This is a very strange comic that doesn't completely work. Forest, channeling his inner Mark Twain, wrote in an early book edition about You Are There: "No one should see in Ici même a pamphlet, a satire on our society or the men who represent its political regime. Nor did I have any specific intention of mocking man's attachment to property. If this attachment leads to grotesque situations in this book, it does so no more than politics, law, groceries or fornication; it serves through its ramblings a story, a plot whose basis lies elsewhere and was intended, so far as I was concerned, to speak of something entirely different." If that's so, it's too bad, because You Are There works best as an absurdist critique of society and politics. It's a rambling, occasionally surreal look at a man who is crazy only because a crazy society says he is; who then is really insane? Perhaps Forest meant it as a love story, and there is a romance at its heart, but the romance is just as odd as the rest of the book, so it's unclear what, exactly, Forest was saying with this comic.

The situation is certainly interesting: Arthur There, the protagonist (and hence the title of the book) lives in a place called Mornemont, which, as we learn early on, was once a vast tract of land of which he is the sole heir. Over the decades and centuries, however, Mornemont has been subdivided into smaller plots of land, each owned by a different family. Arthur is embroiled in a lawsuit to get all the land back, but in the meantime, his one victory has given him ownership of all the walls and the gates through them. He lives in a narrow shack built on one of the walls and makes a living by charging a toll every time someone wants a gate open, gates to which he has the only keys. Throughout the book, he rarely comes down off the walls - the residents, he believes, would kill him for trespassing. His lawsuit to reclaim the rest of the land, however, continues throughout the book. In Paris, the president fears that he's going to lose the election, so he begins making plans to hole up somewhere and plan his triumphant return. Naturally, he picks Mornemont, but the reason he does is clever and changes Arthur's life quite significantly.

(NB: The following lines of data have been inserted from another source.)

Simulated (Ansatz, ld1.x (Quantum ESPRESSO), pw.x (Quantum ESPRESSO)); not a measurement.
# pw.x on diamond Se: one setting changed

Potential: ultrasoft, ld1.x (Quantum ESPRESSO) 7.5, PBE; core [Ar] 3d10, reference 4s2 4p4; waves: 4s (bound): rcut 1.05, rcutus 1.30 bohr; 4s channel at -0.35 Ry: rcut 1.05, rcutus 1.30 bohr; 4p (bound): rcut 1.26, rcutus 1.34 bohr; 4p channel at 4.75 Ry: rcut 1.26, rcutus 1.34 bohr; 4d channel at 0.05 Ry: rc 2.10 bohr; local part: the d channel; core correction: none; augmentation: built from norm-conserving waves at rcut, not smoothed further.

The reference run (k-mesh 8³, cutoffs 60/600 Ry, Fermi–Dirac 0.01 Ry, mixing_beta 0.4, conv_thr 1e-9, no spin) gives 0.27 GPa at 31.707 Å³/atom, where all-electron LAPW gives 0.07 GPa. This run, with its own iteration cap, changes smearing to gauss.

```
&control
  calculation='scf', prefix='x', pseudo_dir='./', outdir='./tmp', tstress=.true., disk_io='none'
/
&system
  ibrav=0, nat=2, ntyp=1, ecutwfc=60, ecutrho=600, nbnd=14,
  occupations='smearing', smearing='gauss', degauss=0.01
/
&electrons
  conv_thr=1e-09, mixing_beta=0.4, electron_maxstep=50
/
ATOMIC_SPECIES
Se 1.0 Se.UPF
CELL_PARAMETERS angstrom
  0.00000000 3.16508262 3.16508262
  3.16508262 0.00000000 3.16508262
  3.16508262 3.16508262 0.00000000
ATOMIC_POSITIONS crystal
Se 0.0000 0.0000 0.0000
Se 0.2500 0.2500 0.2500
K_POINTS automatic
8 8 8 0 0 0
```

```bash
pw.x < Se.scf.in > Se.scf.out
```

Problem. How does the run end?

Ultimately, this is a story of a man fighting against the forces of conformity, as Arthur desperately tries to remain his own man. Everyone wants him to change, and even if some of the things that happen in the book are in his own mind, he clings to a dream when a lesser (or, perhaps, saner) man would have given up on them. He falls for Julie, who's the daughter of one of the couples living on "his" land, and their relationship is bumpy, to say the least. Julie is a bit crazy, too, in a different way than Arthur. She has what we might categorize as Tourette's, with no internal filters to stop her from saying whatever's on her mind or doing whatever's on her mind. Arthur's behavior is the polar opposite of Julie's, as he keeps everything inside him. This provides the very odd climax of the book, at which their personalities have switched places, to a degree. Julie believes in nothing, while Arthur believes in everything, so when they're on a row boat, about to escape from their pasts, suddenly things are different for both of them. The final image of the book, a surreal summation of events in the book, becomes a comment on what men will do to change their lives. It's not a particularly happy ending, but it is a logical ending.

The one thing you must deal with as you commence reading the book is that, even with a fairly standard narrative, Forest writes oddly. Apparitions appear for no reason. The scene shifts quickly in the middle of a page with no narrative tags to show it. Julie and Arthur often appear to be saying simply what's on their minds and not actually talking to each other. Julie's frankness about nudity and sex is unusually disconcerting (not because she likes sex and being naked, but because of the way she's so aggressive about it, especially in public). There's a strange, detached tone to the book, so even when serious things are occurring, Forest presents it absurdly, making it difficult to penetrate the author's intent (if, indeed, he had any). It's a complex work that keeps the reader at arm's length, which makes it hard to love.

Tardi, however, is stunning. The strange world of Mornemont and its walls are fully realized, with astonishing detail that makes Arthur's desires even more concrete. The warren of homes and barriers along which Arthur runs provide a surreal backdrop for Arthur's fantasies, which Tardi simply places in the panels with no preamble, integrating the hallucinations so well into the "real" that they occasionally catch us off guard. It's a beautiful evocation of how Arthur sees the world. The stolid governmental world crashes against the private lives of the politicians, a theater of fluid sexuality and vice. At the end of the book, Tardi turns the tenants of Mornemont into costumed caricatures, medieval archetypes, and fools, who attack Arthur's home because they're tired of his lawsuit. Tardi pulls out all the stops, with the army moving in and the homeowners turning riotous and the two worlds crashing together. The absurdity of Forest's script is brought to amazing life, from Arthur's odd gatekeeper outfit to Julie's unabashed sexuality - at one point she sucks her thumb, and it's a creepily erotic sight. It's a tremendous work of art, heightening the weirdness of the narrative very well.

I would recommend You Are There because it's a thoughtful look at the pressure of conformity and what drives a man mad. But it is a difficult comic, because Forest isn't interested in making too much sense, even though it's fairly easy to figure out "what happens." Tardi is fantastic and makes the book even wackier, which isn't a bad thing. I have to warn you about it, but it's definitely worth a look.